For Immediate Release


Jennifer Falcon, 

Press Release

Senate Passes Bipartisan Infrastructure Bill Locking Indian Country into Decades of Fossil Fuel Infrastructure and False Solutions


Undermining the just-released 2021 IPCC Report, which demands real, meaningful, and science-based approaches to thwarting the climate crisis now, the US Senate passed its $1T bipartisan infrastructure bill (BIF) after months of negotiations between Congress and the White House. The 69-30 vote woefully underfunds program areas (or not funding at all) that would help tackle the climate crisis, while overinvesting in false solutions that perpetuate the crisis. 
For Indian Country, the BIF will allocate only $20.5B to the Committee on Indian Affairs to fund Native health programs and facilities, education programs and facilities, housing programs, energy programs, resilience and climate programs, BIA programs and facilities, Native language programs, and a Native Civilian Climate Corps. While these funds for Tribal Nations and communities are long overdue, the bill inadequately addresses the climate crisis by funding false solutions to prolong it. In particular, rolling back funding for the National Environmental Policy Act (NEPA), supporting an Alaska LNG project, making way for false solutions such as carbon capture and nuclear energy — all of which directly and negatively impact Indian Country. The Infrastructure package will now go to the House where additional changes and amendments will be made. 

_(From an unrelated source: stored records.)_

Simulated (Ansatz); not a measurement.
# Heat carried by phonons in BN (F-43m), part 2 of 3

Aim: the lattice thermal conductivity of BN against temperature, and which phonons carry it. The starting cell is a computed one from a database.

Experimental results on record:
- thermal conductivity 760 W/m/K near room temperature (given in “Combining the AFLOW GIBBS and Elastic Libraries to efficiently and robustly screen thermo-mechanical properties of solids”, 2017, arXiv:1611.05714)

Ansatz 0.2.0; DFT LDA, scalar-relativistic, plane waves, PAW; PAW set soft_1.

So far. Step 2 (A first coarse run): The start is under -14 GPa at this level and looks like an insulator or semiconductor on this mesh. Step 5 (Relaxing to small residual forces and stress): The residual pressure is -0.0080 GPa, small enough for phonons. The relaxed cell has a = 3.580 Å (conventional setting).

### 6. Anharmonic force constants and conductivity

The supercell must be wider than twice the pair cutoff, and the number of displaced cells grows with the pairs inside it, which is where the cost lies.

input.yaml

The Indigenous Environmental Network (IEN) supports the Congressional Progressive Caucus’ commitment to withhold a “yes” vote on the BIF in the House unless the Senate adopts a robust reconciliation process – which for IEN must reject false solutions to the climate crisis like carbon capture, hydrogen, natural gas and nuclear. Additionally, we demand the federal codification of Free, Prior, and Informed Consent for Tribal Nations and communities, which will help ensure the United States becomes aligned with the global understanding that Indigenous knowledge, autonomy, and sovereignty are critical components to address the climate crisis.


Established in 1990 within the United States, IEN was formed by grassroots Indigenous peoples and individuals to address environmental and economic justice issues (EJ). IEN’s activities include building the capacity of Indigenous communities and tribal governments to develop mechanisms to protect our sacred sites, land, water, air, natural resources, health of both our people and all living things, and to build economically sustainable communities.